MyQ - API Error[get_devices] 500 Server Error: Internal Server Error for url: https://myqexternal.myqdevice.com/api/v4/UserDeviceDetails/Get
Problem-relevant configuration.yaml entries and (fill out even if it seems unimportant):
cover:
- platform: myq
username: myemail
password: mypassword
type: chamberlain
Traceback (if applicable):
Error doing job: Task exception was never retrieved
Traceback (most recent call last):
File "/usr/local/lib/python3.6/site-packages/homeassistant/helpers/entity.py", line 234, in async_update_ha_state
state = self.state
File "/usr/local/lib/python3.6/site-packages/homeassistant/components/cover/__init__.py", line 231, in state
if self.is_opening:
File "/usr/local/lib/python3.6/site-packages/homeassistant/components/cover/myq.py", line 109, in is_opening
return MYQ_TO_HASS[self._status] == STATE_OPENING
KeyError: False
Additional information:
CC @geekofweek
We should probably check the return value of self.myq.get_status(self.device_id) in update, and if False, set the entity to unavailable, and not update self._status.

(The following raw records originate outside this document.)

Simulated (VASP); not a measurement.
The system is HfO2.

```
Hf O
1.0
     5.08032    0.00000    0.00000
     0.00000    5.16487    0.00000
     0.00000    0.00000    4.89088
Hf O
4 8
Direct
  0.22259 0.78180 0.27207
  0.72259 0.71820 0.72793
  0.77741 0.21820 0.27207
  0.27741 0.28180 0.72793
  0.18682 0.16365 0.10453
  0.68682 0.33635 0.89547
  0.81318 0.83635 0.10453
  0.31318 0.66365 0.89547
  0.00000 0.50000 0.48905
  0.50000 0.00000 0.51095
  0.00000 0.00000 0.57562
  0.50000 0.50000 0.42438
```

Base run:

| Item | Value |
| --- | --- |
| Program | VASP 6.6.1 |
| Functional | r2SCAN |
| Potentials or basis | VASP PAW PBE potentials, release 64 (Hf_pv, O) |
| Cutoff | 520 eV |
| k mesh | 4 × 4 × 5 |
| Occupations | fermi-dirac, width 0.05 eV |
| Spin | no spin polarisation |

the side effect of this is that with the current stable it gives false positives, i.e door open and closed when there is nothing happening with the door
Yeah this looks like the MyQ servers returning a 500 internal server error which returns a value of False that it doesn't expect.
@vajonam are talking about the current beta version or the current public release of 0.78.3? Beta has a fix that addressed not handling the OPEN state properly that was causing some issues, this looks like more like an error handling problem.
@geekofweek, i was still on 0.77.3 since the fix didn't make it into 0.79b3. I did a quick smoketest with dev, but there were other issues with nodered that made be go back to a stable env which was 0.77.3. I am now testing with 0.79b3 which has the OPEN state handing code, and see if this issues
comeback.
@geekofweek I can confirm that his doesn't cause the behaviour of resetting the cover state in 0.77b3. i still see this on a 500 returned from the server, still need some error handling I believe. have been seeing more of these errors from myq lately.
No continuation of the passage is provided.